Contributors to Homes People Can Afford analyse the problem and provide solutions from a number of perspectives – historical, political, social, economic and architectural. The book has been written to inform the current housing debates, as well as providing innovative examples of different housing partnerships and affordable housing designs.
The crisis of affordable and social and housing, particularly in Auckland and Christchurch, has dramatically heightened the importance of the shortage of supply of affordable and social housing, Professor Howden-Chapman says.
Among the design ideas explored in the book are architect Rau Hoskins’ nano whare – a modern, transportable, sustainable, small-scale interpretation of traditional Māori architecture that has been designed to house a single person – and the Living Ark Trust’s customised modular housing – a house frame that can be assembled in one third of the time and at half the cost of a traditionally constructed house.
Professor Howden-Chapman says the main focus of the book is the concept of partnership to increase investment in affordable housing.

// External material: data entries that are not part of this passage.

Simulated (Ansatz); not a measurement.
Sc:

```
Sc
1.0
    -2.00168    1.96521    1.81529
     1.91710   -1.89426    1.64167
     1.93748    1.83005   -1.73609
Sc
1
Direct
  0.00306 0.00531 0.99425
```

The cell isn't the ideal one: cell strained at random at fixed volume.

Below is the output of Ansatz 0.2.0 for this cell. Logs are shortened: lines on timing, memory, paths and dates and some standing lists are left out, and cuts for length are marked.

The book describes the history of market failure and government failure in supplying an adequate supply of affordable and social housing, and outlines different governments’ responses and possible policy combinations. It profiles international case studies of best practice as well as New Zealand models for the provision of affordable housing that draw on the concept of partnership, between central and local government, the private sector and community groups, such as the Wellington City Housing and the Wellington Community Housing Trust.
Professor Howden-Chapman emphasises the book contributors’ shared belief about the importance of high quality, low cost housing, but that there is no single solution for the provision of affordable housing.
“The problem has evolved over time, shaped by political and economic decisions, and needs a comprehensive and strategic response. Our hope is that Homes People Can Afford will underline the urgency of addressing the problem, and motivate action through the striking examples we’ve given of opportunity and success.”